When Tracy Slatyer faced a crisis of confidence early in her educational career, Stephen Hawking’s “A Brief History of Time” and a certain fictional janitor at MIT helped to bolster her resolve.

Slatyer was 11 when her family moved from Canberra, Australia, to the island nation of Fiji. It was a three-year stay, as part of her father’s work for the South Pacific Forum, an intergovernmental organization.

“Fiji was quite a way behind the U.S. and Australia in terms of gender equality, and for a girl to be interested in math and science carried noticeable social stigma,” Slatyer recalls. “I got bullied quite a lot.”

She eventually sought guidance from the school counselor, who placed the blame for the bullying on the victim herself, saying that Slatyer wasn’t sufficiently “feminine.” Slatyer countered that the bullying seemed to be motivated by the fact that she was interested in and good at math, and she recalls the counselor’s unsympathetic advice: “Well, yes, honey, that’s a problem you can fix.”

“I went home and thought about it, and decided that math and science were important to me,” Slatyer says. “I was going to keep doing my best to learn more, and if I got bullied, so be it.”

She doubled down on her studies and spent a lot of time at the library; she also benefited from supportive parents, who gave her Hawking’s groundbreaking book on the origins of the universe and the nature of space and time.

“It seemed like the language in which these ideas could most naturally be described was that of mathematics,” Slatyer says. “I knew I was pretty good at math. And learning that that talent was potentially something I could apply to understanding how the universe worked, and maybe how it began, was very exciting to me.”

Around this same time, the movie “Good Will Hunting” came out in theaters. The story, of a townie custodian at MIT who is discovered as a gifted mathematician, had a motivating impact on Slatyer.

“What my 13-year-old self took out of this was, MIT was a place where, if you were talented at math, people would see that as a good thing rather than something to be stigmatized, and make you welcome — even if you were a janitor or a little girl from Fiji,” Slatyer says. “It was my first real indication that such places might exist. Since then, MIT has been an important symbol to me, of valuing intellectual inquiry and being willing to accept anyone in the world.”

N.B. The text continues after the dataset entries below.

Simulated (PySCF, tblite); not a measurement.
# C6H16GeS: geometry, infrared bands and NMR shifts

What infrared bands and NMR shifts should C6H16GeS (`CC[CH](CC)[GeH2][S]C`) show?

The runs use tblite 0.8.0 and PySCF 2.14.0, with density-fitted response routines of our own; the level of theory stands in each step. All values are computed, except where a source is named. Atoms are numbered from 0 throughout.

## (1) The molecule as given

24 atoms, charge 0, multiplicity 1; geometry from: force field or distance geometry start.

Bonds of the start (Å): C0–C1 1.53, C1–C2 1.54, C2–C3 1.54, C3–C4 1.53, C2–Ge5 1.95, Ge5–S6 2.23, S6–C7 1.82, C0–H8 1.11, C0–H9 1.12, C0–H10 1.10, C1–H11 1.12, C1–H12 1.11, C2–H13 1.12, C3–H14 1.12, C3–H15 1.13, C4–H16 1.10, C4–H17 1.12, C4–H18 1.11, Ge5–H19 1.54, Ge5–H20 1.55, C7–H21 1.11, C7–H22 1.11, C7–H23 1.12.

This year, Slatyer received tenure at MIT and is now the Jerrold R. Zacharias Associate Professor of Physics and a member of the Center for Theoretical Physics and the Laboratory for Nuclear Science. She focuses on searching through telescope data for signals of mysterious phenomena such as dark matter, the invisible stuff that makes up more than 80 percent of the matter in the universe but has only been detected through its gravitational pull. In her teaching, she seeks to draw out and support a new and diverse crop of junior scientists.

“If you want to understand how the universe works, you want the very best and brightest people,” Slatyer says. “It’s essential that theoretical physics becomes more inclusive and welcoming, both from a moral perspective and to get the best science done.”

Connectivity

Slatyer’s family eventually moved back to Canberra, where she dove eagerly into the city’s educational opportunities.

After earning an undergraduate degree from the Australian National University, followed by a brief stint at the University of Melbourne, Slatyer was accepted to Harvard University as a physics graduate student. Her interests were slowly gravitating toward particle physics, but she was unsure about which direction to take. Then, two of her mentors put her in touch with a junior faculty member, Doug Finkbeiner, who was leading a project to mine astrophysical data for signals of new physics.

At the time, much of the physics community was eagerly anticipating the start-up of the Large Hadron Collider and the release of data on particle interactions at high energies, which could potentially reveal physics beyond the Standard Model.

In contrast, telescopes have long made public their own data on astrophysical phenomena. What if, instead of looking through these data for objects such as black holes and neutron stars that evolved over millions of years, one could comb through it for signals of more fundamental mysteries, such as hints of new elementary particles and even dark matter?

The prospects were new and exciting, and Slatyer promptly took on the challenge.

“Chasing that feeling”

In 2008, the Fermi Gamma-Ray Space Telescope launched, giving astronomers a new view of the cosmos in the gamma-ray band of the electromagnetic spectrum, where high-energy astrophysical phenomena can be seen. Slatyer and Finkbeiner proposed that Fermi’s data might also reveal signals of dark matter, which could theoretically produce high-energy electrons when dark matter particles collide.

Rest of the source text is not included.